The front sides of her tondos, which measure 90 cm, are diligent replicas of jam and honey jar lids. The first was the “Bonne Maman,” with that simulated checkered tablecloth on the lid, Sophie Gogl says. As though mom had filled the jar with a fresh homemade preserve and sealed it with a cute doily. That domesticity is so fake. And then you think to yourself that you’re supposed to be a bonne maman yourself, a loving mother, and make a jam sandwich for your kid, the one that if you’re honest is annoying you right now, and what you’d really like to say is: Not now. Come back for more jam sandwiches tomorrow. If we have any edible jam left by then.
Painting is kind of like that, she says. There’s the constant expectation that you do everything well and get it right, that you make good on the promise of a deliciously sweet world on the canvas. An obsolete promise that you can never live up to anyway, and at some point you lose interest in even trying. And as a viewer, I second her, my gaze on the picture is laced with bitterness: Come on, show me the world! And painting says: Kiss my ass, get back to me tomorrow. What you’re left with are surfaces of honey glazing and wet cotton candy that taste bitter when you nibble them.
What can wait? And at what cost? Or gain. Should I really do or see this now, do I have to, do I want to?

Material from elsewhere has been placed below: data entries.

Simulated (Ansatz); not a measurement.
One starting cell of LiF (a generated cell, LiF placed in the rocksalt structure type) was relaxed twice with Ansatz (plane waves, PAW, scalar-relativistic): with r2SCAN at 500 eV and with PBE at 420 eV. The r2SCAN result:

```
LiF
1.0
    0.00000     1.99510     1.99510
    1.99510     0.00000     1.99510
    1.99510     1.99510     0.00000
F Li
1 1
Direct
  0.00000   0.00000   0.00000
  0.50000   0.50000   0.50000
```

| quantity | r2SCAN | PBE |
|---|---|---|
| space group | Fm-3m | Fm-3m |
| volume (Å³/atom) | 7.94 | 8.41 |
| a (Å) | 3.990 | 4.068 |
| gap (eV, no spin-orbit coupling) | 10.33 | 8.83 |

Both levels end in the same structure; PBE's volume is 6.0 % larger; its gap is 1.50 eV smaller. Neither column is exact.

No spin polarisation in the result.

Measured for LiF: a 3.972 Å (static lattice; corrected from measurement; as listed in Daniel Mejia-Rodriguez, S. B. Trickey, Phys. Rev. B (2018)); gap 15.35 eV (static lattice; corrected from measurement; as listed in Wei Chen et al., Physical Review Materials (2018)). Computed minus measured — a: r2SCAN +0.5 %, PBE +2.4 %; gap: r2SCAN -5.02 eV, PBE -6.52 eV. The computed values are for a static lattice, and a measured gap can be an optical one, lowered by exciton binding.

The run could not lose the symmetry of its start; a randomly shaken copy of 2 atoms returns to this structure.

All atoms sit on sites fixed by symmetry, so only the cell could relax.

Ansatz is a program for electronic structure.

It’s a dilemma, Sophie Gogl says. I want to paint, I really do, but we’re overstimulated anyway. Being fed a steady drip of so much visual stuff that has us on edge as it is, and then you twist the dainty lid on that jam jar and the world inside it is unpalatable. Everything’s peachy on the outside and when you turn it around it’s all crap, already over the hill or postponed until who knows when, or there’s a displacement activity that’s utterly unconnected to the issue at hand. I’m scrolling through the back sides of the tondos on the phone. Pasta is stuck in a grimy sink, something to do with comic strips and childhood, a golf course in a Nintendo aesthetic. That’s a perennial favorite, Sophie says. Gaming is a great substitute if you’re looking to procrastinate on something else. I keep scrolling and see letters composed of dry moss and little plastic flowers. An N, an O, a T, …
And so fourteen tondos by Sophie Gogl hang from the ceiling at KOW like an intimate question addressed to our own time: What can wait? And at what cost? Or gain. Should I really do or see this now, do I have to, do I want to? Do I risk mold, depression, failure if I postpone myself, my action, my gaze? Is it anarchy to simply say no to the world’s requirement profiles at this particular moment? Or is that everyday life? “Not Now,” that’s the concise formula that a synoptic reading of Sophie Gogl’s pictures, letter by letter, yields. Telling us what we’ve known for quite some time: that there’s not a whole lot of room for action right now?
No. Gogl’s “Not Now” is not corona painting for an audience paralyzed by uncertainty. Nor is it “I would prefer not to,” the philosophically tinged formulaic refusal repeated by Melville’s Bartleby. What I mean, she says on the phone, is in the end much blunter. Do I really have to do this now? Can I take a rain check? Can I do something else instead? Saying it opens up fresh intervals and interspaces of indeterminacy. And that’s where painting can take place.